Week 13 Exercise 2a

Outline of ridge regression with cross-validation optimization of the penalty parameter

Load the data


		load('ridgeData') %contains matrix of predictors (X) and vector of outcomes (Y)

Setup: Add a constant feature for the intercept term, and define the numbers of cases and predictors


		X(:,end+1) = 1; %append a column of 1s for intercept term (constant predictor)
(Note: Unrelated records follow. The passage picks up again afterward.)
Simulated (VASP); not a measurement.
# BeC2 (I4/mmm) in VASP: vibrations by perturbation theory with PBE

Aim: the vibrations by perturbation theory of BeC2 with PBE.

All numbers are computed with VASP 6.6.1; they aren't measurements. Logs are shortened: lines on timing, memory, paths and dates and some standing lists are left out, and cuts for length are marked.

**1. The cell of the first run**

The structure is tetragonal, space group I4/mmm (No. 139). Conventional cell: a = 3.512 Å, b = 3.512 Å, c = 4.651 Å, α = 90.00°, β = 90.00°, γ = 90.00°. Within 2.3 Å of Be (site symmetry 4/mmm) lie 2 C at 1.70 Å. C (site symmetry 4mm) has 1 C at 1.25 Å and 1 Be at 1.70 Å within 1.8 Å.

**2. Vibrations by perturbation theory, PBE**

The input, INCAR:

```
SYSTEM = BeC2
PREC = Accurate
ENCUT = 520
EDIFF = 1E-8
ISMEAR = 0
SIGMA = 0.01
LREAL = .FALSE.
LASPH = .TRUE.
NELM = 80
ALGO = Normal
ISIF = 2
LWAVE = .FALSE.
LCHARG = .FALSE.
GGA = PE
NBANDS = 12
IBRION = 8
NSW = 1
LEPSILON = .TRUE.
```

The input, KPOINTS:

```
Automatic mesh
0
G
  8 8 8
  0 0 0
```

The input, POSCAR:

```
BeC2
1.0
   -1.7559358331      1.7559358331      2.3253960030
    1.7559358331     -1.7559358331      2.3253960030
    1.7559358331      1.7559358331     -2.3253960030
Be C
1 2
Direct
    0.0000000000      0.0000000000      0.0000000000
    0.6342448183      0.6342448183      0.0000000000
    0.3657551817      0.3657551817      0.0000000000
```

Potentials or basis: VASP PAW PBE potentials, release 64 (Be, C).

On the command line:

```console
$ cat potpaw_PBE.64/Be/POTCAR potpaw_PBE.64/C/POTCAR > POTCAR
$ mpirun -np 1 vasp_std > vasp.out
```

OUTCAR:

		[n,m] = size(X); %number of cases, number of predictors

Randomly split the data into training and test cases


		ranks = randperm(n); %random ordering of the n cases

		Xtrain = X(ranks(1:ntrain),:); %take ntrain cases for the training set

		Ytrain = Y(ranks(1:ntrain)); %the corresponding training outcomes

		Xtest = X(ranks(ntrain+1:n),:); %use the remaining data as the test set

		Ytest = Y(ranks(ntrain+1:n)); %the corresponding test outcomes

Calculate the estimated weight vector based on the training set, using the ridge regression solution β^* = (X^TX+λI)^-1X^TY


		bhat = (Xtrain'*Xtrain+L*eye(m))^(-1)*Xtrain'*Ytrain; %estimated regression coefficients

Make predictions for the test set


		Yhat = Xtest*bhat; %predictions for test cases

Calculate root mean squared error between predictions and actual outcomes in the test set


		rmse = sqrt(mean((Yhat-Ytest).^2)); %root mean squared error

Now put the last four steps into a loop, to get CV performance over multiple train-test splits ("folds"). Calculate the mean RMSE and standard error of the mean across folds. I found that 100 folds was enough to get adequately small standard errors.

Then make an outer loop to test different values of the penalty parameter (L). Plot the mean and standard error as a function of L (see Matlab's errorbar function), and visually find the value of L giving the best performance.

Finally, make an outer loop to vary the size of the training set (ntrain). Try training set sizes both smaller and larger than the number of predictors. How does the profile of RMSE as a function of L compare across different training set sizes?